I was so lucky, in so many ways. I was the first person in my family to achieve tertiary education, which was a milestone in itself. Both my parents are easily capable of the necessary academic skills but neither had the opportunity: my father lacked the encouragement and the cash, and my mother lacked the chance because she was a girl and would get married so in the meantime she was allowed to go to Secretarial School. I had the encouragement and the opportunity, but I was in a woeful state when I got to Oxford. I'd been so traumatised in secondary school that I was suicidal and terrified, and I made a pact with myself that if I didn't manage to make friends in the first term I could always kill myself over the Christmas holidays... Ironically my tactic for overcoming my terror at going somewhere new and meeting lots of strangers solved the problem for me: I took a kettle and some mugs with me and operated a sort of open-house for fellow undergraduates in need of tea, and I took off my glasses which meant I could see no-one clearly and consequently smiled inanely for the whole of my first term which apparently endeared me to everyone. Success!

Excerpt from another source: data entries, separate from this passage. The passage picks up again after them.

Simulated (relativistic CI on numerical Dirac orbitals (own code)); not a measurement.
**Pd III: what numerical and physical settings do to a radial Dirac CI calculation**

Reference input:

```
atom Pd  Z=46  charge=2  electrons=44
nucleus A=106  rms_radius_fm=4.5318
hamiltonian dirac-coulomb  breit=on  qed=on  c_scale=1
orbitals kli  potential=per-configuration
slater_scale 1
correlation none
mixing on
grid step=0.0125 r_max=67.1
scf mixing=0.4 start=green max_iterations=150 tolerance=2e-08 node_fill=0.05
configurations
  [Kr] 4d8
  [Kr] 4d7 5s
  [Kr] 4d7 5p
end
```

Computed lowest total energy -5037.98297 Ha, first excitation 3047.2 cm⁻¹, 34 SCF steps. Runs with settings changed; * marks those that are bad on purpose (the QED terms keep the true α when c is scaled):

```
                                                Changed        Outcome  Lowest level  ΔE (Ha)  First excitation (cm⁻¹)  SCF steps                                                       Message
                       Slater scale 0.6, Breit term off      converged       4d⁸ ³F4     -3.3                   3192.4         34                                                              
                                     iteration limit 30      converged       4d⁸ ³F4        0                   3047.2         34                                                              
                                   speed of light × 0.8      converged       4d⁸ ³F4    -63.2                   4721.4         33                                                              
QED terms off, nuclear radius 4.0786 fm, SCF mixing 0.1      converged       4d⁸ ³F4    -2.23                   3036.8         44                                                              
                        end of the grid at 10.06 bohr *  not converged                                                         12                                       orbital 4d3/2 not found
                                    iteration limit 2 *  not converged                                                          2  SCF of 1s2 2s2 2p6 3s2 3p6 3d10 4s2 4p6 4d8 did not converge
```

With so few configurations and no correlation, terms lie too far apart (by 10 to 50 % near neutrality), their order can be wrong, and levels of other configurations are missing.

I've been thinking about Oxford a lot recently, wondering if I can manage to spend the first Friday of my UK trip there as my alma mater offers alumni accommodation in college and a seat at the Senior table for dinner. Reading the articles while darling daughter was swimming this afternoon made me feel so nostalgic. I feel very tenderly towards my 18-year old self, equipped with two pairs of blue jeans, two men's lambswool V-neck jumpers, a pair of purple suede Doc Marten boots and a red china tea service, who turned up on that first weekend at Oxford and tentatively set herself up in a surprisingly large room in Deneke East wing in LMH. I still have my Bodleian library card and a photo of this 'other' self, shockingly young and naive. A few months later I was rowing for the College, working for the student Samaritans service and potting shots on the pool tables of Oxford's Working Men's Clubs. I did very little work and was lucky to get out with the Second Class degree that I managed, but I had a fantastic time and I loved my subject. What more could I have asked for?

1 comment:

  1. Holy Moses, Woman! You went to Oxford????? I am wholly impressed!